Key facts
- Australia's mortgage burden is now greater than when interest rates were around 17% in the late 1980s.
- In early 1990, interest payments on homes and consumer debt were 5.7% of household income.
- By early 2026, with rates at 8.3%, mortgage servicing will consume 5% of income, rising to 5.4% with consumer debt.
- Soaring home values have driven higher borrowing and lower homeownership rates.
- Housing affordability is at its worst level since records began in 1994.
Australia's mortgage burden has surpassed levels seen in the late 1980s, a period characterized by interest rates around 17%, according to new analysis by KPMG.
Terry Rawnsley, an urban economist at KPMG, stated that his research aims to counter the notion that previous generations had a harder time with homeownership. Data indicates that while interest rates are now significantly lower, soaring property values have compelled homebuyers to take on larger loans. In early 1990, interest payments constituted 5.7% of household income, with 3.4% for dwellings and 2.3% for consumer debt. By early 2026, with average home loan rates at 8.3%, households are dedicating 5% of their income to mortgages, and 5.4% when including consumer debt. This figure is expected to climb towards 6% as recent interest rate hikes fully impact borrowing costs.
Rawnsley noted that despite the common perception of the late 1980s and early 1990s as a peak period for housing stress, current borrowers are facing more challenging conditions. He acknowledged that homeowners in the past contended with other issues, such as double-digit unemployment rates. The aggregate data, while the best available, conceals a wide range of individual experiences, from first-time buyers heavily indebted to those who purchased decades ago with less impact from current rates.

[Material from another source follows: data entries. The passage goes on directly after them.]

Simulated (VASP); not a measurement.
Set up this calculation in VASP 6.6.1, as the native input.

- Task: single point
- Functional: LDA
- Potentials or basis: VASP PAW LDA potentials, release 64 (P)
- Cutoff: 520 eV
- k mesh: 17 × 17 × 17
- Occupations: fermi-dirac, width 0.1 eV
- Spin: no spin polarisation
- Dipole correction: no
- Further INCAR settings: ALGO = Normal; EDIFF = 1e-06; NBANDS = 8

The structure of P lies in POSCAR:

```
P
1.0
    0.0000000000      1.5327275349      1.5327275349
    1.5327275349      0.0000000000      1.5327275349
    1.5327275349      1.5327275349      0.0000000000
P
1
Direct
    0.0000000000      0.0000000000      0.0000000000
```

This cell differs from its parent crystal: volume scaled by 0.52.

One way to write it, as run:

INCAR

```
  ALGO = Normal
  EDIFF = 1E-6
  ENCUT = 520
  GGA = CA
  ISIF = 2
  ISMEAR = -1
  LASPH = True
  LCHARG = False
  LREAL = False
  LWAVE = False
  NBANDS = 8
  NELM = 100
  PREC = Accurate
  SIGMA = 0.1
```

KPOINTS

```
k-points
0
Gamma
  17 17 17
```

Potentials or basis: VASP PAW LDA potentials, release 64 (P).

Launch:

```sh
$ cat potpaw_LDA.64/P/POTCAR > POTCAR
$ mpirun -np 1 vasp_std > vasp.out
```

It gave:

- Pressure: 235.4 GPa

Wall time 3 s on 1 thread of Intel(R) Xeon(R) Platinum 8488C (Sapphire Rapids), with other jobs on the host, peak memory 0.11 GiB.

Tim Reardon, chief economist at the Housing Industry Association (HIA), agreed that buying a home is more difficult now than in the late 1980s. He criticized recent tax reforms, including changes to capital gains tax and negative gearing, suggesting they could reduce essential housing supply. Reardon pointed to HIA analysis showing housing affordability is at its worst on record since 1994. He anticipates that any current price relief will be temporary, with short periods of decline typically followed by extended periods of rapid growth. Reardon believes successful housing policy should aim for stable home prices over a decade or more, with rental vacancies ideally above 3% to prevent significant price changes.